Neither of these are quite right, but (1) is much closer to the truth. It's not really that 2 particular waves are physically canceling each other, it's more that if you add together all possible paths that light could take from the slit to the wall, you end up with a pattern which is zero at certain points (the nodes / dark fringes) and non-zero at most points. The cancellation is between an infinite number of paths, but it's true that since most of them will cancel out anyway, you only really need to consider the light rays that come from either edge of the slit.

The particular pattern of intensity you end up with is called a sinc function ($\frac{\sin x}{x}$), or more specifically ${\rm sinc}^2 x$.

The intensity is only exactly zero at single isolated points. So no matter how small you make the second slit, there is no way to avoid some light going through. But as long as it is narrow enough and centered on a node, you can reduce the intensity of the light passing through to very close to zero. So likely, there is some minimal amount of light getting through the 2nd slit you made, you are just not seeing it because it's far too dim.

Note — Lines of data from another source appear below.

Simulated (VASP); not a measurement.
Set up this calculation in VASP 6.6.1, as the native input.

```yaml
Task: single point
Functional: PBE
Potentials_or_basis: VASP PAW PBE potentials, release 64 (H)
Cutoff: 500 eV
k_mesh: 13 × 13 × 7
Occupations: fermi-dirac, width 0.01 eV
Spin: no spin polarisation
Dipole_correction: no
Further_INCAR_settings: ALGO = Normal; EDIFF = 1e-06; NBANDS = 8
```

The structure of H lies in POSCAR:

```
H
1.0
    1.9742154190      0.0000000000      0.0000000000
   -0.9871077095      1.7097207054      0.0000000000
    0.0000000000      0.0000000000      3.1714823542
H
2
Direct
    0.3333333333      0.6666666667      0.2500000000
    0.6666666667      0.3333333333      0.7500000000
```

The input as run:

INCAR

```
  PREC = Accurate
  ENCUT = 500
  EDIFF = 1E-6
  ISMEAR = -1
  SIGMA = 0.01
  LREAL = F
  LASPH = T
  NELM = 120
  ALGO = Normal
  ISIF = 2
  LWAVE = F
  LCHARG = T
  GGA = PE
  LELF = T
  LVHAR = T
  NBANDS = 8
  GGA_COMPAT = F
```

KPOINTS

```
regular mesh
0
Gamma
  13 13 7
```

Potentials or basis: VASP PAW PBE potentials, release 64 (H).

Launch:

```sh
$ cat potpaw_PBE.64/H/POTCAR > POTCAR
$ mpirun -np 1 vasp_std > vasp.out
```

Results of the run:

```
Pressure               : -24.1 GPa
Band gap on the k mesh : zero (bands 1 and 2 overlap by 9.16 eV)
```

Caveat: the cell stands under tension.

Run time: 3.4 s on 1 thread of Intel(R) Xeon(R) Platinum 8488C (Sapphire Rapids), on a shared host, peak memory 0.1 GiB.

You can do all of this using water waves instead of light waves if you prefer. Create a pool with a barrier which has a narrow slit near the middle. Then make some waves on one side of the pool, and see which waves end up getting through to the other side and crashing on the far wall. You can think of the waves as individual points in the pool moving up and down. Each time any point in the pool oscillates up and down, it send ripples out in all directions. Then all of the surrounding points are waving up and down, and those end up also sending out ripples in all directions. It doesn't make much of a difference whether there is a 2nd slit or not, if not many ripples are making it to a particular point on the wall, making a slit there is not going to change that. Not much light (or water waves) will get through a slit which you place near a dark fringe. Whereas a lot of light (or water waves) will get through a slit you place near a bright fringe.

At no point does anything like (2) happen where waves are simply destroyed and energy is lost.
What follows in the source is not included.